Make the robot drive in a 2m × 2m square and return to the starting position.

📋 Requirements

• Drive forward 2 meters.
• Turn 90 degrees right.
• Drive forward 2 meters.
• Turn 90 degrees right.
• Repeat until robot completes square.
• Should work in simulation.

💡 Hints

Hint 1: Think about the sequence

You need to repeat these actions:

1. Drive forward 2m.
2. Turn 90°
3. Do this 4 times total.

Hint 2: Use Commands.sequence()

Commands.sequence() runs commands one after another. Each action can be its own command.

Commands.sequence(
    command1,
    command2,
    command3
);

Hint 3: Create a DriveDistance command

You’ll need a command that drives a specific distance. Use odometry to know when to stop.

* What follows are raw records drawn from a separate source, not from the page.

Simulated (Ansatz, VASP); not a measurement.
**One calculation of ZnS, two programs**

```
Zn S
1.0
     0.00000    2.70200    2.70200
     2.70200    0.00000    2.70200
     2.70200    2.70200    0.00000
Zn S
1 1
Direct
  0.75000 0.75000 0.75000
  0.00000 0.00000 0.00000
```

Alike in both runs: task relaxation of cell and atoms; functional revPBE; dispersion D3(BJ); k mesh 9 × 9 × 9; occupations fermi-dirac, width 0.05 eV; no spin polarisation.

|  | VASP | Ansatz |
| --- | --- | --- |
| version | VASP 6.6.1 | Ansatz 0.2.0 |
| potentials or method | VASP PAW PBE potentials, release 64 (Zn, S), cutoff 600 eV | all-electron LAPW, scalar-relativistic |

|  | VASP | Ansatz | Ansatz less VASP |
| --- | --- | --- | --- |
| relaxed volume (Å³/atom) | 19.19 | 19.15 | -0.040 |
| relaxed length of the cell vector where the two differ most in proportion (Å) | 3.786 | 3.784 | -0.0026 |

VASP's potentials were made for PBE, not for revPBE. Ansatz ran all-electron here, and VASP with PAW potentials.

public boolean isFinished() {
    double distance = startingPose.getTranslation().getDistance(
        drivetrain.getPose().getTranslation()
    );
    return distance >= targetDistance;
}

✅ Solution

👁️ Reveal Solution

// Command to drive specific distance
public class DriveDistance extends Command {
    private final Drivetrain drivetrain;
    private final double distance;
    private Pose2d startingPose;

    public DriveDistance(Drivetrain drivetrain, double meters) {
        this.drivetrain = drivetrain;
        this.distance = meters;
        addRequirements(drivetrain);
    }

    @Override
    public void initialize() {
        startingPose = drivetrain.getPose();
    }

    @Override
    public void execute() {
        drivetrain.drive(1.0, 0, 0);  // Drive forward at full speed
    }

    @Override
    public boolean isFinished() {
        double traveled = startingPose.getTranslation().getDistance(
            drivetrain.getPose().getTranslation()
        );
        return traveled >= distance;
    }

    @Override
    public void end(boolean interrupted) {
        drivetrain.drive(0, 0, 0);  // Stop
    }
}

// Command to turn 90 degrees
public class Turn90Degrees extends Command {
    private final Drivetrain drivetrain;
    private Rotation2d startingHeading;

    public Turn90Degrees(Drivetrain drivetrain) {
        this.drivetrain = drivetrain;
        addRequirements(drivetrain);
    }

    @Override
    public void initialize() {
        startingHeading = drivetrain.getPose().getRotation();
    }

    @Override
    public void execute() {
        drivetrain.drive(0, 0, Math.PI / 4);  // Turn at 45°/second
    }

    @Override
    public boolean isFinished() {
        Rotation2d currentHeading = drivetrain.getPose().getRotation();
        double degreesTurned = startingHeading.minus(currentHeading).getDegrees();
        return Math.abs(degreesTurned) >= 90;
    }

    @Override
    public void end(boolean interrupted) {
        drivetrain.drive(0, 0, 0);  // Stop
    }
}

// Complete square auto
public Command squareAuto() {
    return Commands.sequence(
        new DriveDistance(drivetrain, 2.0),
        new Turn90Degrees(drivetrain),
        new DriveDistance(drivetrain, 2.0),
        new Turn90Degrees(drivetrain),
        new DriveDistance(drivetrain, 2.0),
        new Turn90Degrees(drivetrain),
        new DriveDistance(drivetrain, 2.0),
        new Turn90Degrees(drivetrain)
    );
}

---

Challenge 2: precise Position Control

🎯 Goal

Make the robot drive to a specific position (3m, 2m) on the field and stop within 10cm.

📋 Requirements

• Start anywhere on field.
• Drive to position (3, 2)
• Stop within 10cm of target.
• Face in the direction of movement.
• Work in simulation.

💡 Hints

Hint 1: Use PID Controller

A PID controller can help you reach a precise position. MARSLib has built-in path following!

Hint 2: Holonomic Drive

Swerve drive can move in any direction while facing any direction. Use this to your advantage!

Hint 3: PathPlanner

PathPlanner can create paths to specific positions. You can load a path that goes to (3, 2).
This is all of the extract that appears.